In sum, in the method for manufacturing the play-of-color article 4 according to the disclosure, by adopting the providing step 21 and the replacement step 22, the functionalized colloidal particles 42 thus obtained can be dispersed in the polymer solution and are not prone to aggregation, thus facilitating the self-assembly of the functionalized colloidal particles 42 to form the crystalline arrangement in the self-assembly step 24, thereby significantly reducing the manufacturing time and cost. By adopting the pattering step 23, the third mixture can be made to have the pattern through a simple operation, so that the play-of-color article 4 thus made is provided with such pattern, allowing flexibility in the choices of the appearance and changes of color tone of the play-of-color article 4. Furthermore, the method according to the disclosure provides an easy way to control the material properties of the functionalized colloidal particles 42 in the second mixture (such as particle size, the component ratio, or center-to-center distance) and to select a material to serve as the polymers, so as to adjust a play-of-color effect of the play-of-color article 4, thereby producing changes in appearance thereof.

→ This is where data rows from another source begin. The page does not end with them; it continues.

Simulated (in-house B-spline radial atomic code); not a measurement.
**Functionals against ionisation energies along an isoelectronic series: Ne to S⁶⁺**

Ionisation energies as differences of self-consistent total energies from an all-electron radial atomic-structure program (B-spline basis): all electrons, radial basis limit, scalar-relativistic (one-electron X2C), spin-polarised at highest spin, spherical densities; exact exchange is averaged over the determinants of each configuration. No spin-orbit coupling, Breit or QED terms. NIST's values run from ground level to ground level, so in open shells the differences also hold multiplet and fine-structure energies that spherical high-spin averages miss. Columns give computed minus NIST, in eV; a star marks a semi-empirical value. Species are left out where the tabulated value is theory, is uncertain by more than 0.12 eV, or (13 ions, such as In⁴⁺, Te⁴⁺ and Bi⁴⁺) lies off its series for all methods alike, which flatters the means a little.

In the description above, for the purposes of explanation, numerous specific details have been set forth in order to provide a thorough understanding of the embodiment(s). It will be apparent, however, to one skilled in the art, that one or more other embodiments may be practiced without some of these specific details. It should also be appreciated that reference throughout this specification to “one embodiment,” “an embodiment,” an embodiment with an indication of an ordinal number and so forth means that a particular feature, structure, or characteristic may be included in the practice of the disclosure. It should be further appreciated that in the description, various features are sometimes grouped together in a single embodiment, figure, or description thereof for the purpose of streamlining the disclosure and aiding in the understanding of various inventive aspects; such does not mean that every one of these features needs to be practiced with the presence of all the other features. In other words, in any described embodiment, when implementation of one or more features or specific details does not affect implementation of another one or more features or specific details, said one or more features may be singled out and practiced alone without said another one or more features or specific details. It should be further noted that one or more features or specific details from one embodiment may be practiced together with one or more features or specific details from another embodiment, where appropriate, in the practice of the disclosure.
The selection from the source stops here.